City Team Summer Event
Likutey Aharon (Rabbi Yeshua Lalum ) #17
Translation Original
And so the Torah commands us, "Do not harden your heart and do not close your hand" to the needy. If your heart hardens, your hand will close and you will see that your fingers are of equal length and then you will say to him (the poor person)-Go out and work like me! But do the opposite, open your hand and then you will see that your fingers are short and tall and this is how God created people, big and small, and this lives from that. [Translation by AVODAH]
על כן התורה מצווה "לא תאמץ את לבבך ולא תקפץ את ידך", אם תקשה לבך ידך תיסגר שאז האצבעות שוות ואז תאמר לו לך תעבוד כמוני, אלא כי פתוח תפתח את ידך, ואז תראה האצבעות שיש בניהן גדולים וקטנים, כך ברא הקב"ה בבני האדם גדולים וקטנים וזה חי מזה.
Suggested Discussion Questions

1) What is the main message that Rabbi Lalum is trying to communicate through the metaphor of a hand with fingers of different lengths?
2) Why might a hardened heart lead to a “closed hand?”
3) How might you apply Rabbi Lalum’s teaching to social change work?

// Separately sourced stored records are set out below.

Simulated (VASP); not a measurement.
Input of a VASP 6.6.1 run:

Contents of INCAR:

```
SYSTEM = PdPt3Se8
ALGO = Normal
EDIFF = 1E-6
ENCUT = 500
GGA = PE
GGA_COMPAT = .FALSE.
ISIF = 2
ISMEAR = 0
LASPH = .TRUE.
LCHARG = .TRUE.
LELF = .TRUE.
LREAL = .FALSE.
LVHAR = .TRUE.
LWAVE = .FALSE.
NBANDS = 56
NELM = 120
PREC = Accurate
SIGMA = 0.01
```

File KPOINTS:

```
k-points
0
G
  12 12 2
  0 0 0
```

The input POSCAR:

Babylonian Talmud, Shabbat 151b
תניא, רבי אלעזר הקפר אומר: לעולם יבקש אדם רחמים על מדה זו, שאם הוא לא בא - בא בנו, ואם בנו לא בא - בן בנו בא, שנאמר (דברים טו:י) כי בגלל הדבר הזה, תנא דבי רבי ישמעאל: גלגל הוא שחוזר בעולם.
It was taught, Rabbi Eleazar ha-Kappar said: Let one always pray to be spared this fate [poverty], for if he does not descend [to poverty] his son will, and if not his son, his grandson, as it says (Deuteronomy 15:10), “because of [bi-gelal] this thing.” The school of Rabbi Ishmael taught: It is a wheel [galgal] that revolves in the world. [Soncino translation]
Suggested Discussion Questions

1. Who are the players in this text – seen and unseen?
2. What makes R. Eleazar ha-Kappar believe that poverty is inevitable? To what extent do you think he's right?